For example, Avery Dennison is piloting software announced this week by Oversight Technologies which can be used to monitor finance systems for irregular transactions.
Mark Van Holsbeck, director of enterprise security at Avery Dennison, said the software should cut the time workers spend poring over printouts of financial data to determine whether any information has been altered or corrupted.
Avery Dennison's use of the Oversight tool, which is being tested on a combination of Wintel and HP-UX platforms, was not driven by the requirements of the Sarbanes-Oxley Act, Van Holsbeck said. But the technology should help the company satisfy components of the financial reporting law.

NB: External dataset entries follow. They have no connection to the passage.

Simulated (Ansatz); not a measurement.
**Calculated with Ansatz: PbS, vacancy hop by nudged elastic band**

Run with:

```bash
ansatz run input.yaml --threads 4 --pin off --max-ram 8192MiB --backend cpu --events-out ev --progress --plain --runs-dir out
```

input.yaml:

Other users are expected to come to the same conclusion about computer forensics technology, which can track how data is used and modified.
Meta Group analyst John Van Decker said he expected to see an uptick in forensics technology investments related to Sarbanes-Oxley starting this summer.
Michael Rasmussen, an analyst at Forrester Research, estimated that about a third of the clients he works with have put an investigative response plan in place, including the use of business intelligence tools and other technologies to help monitor ERP and e-mail systems for evidence of potential wrongdoing.
Pricing for Oversight's monitoring tools starts at $85,000 and can go up to about $200,000, based on the number of end users, said chief executive officer Patrick Taylor.
Other suppliers of forensics tools include Guidance Software, Consul Risk Management and Addamark Technologies which will announce upgraded software for storing and tracking system log data.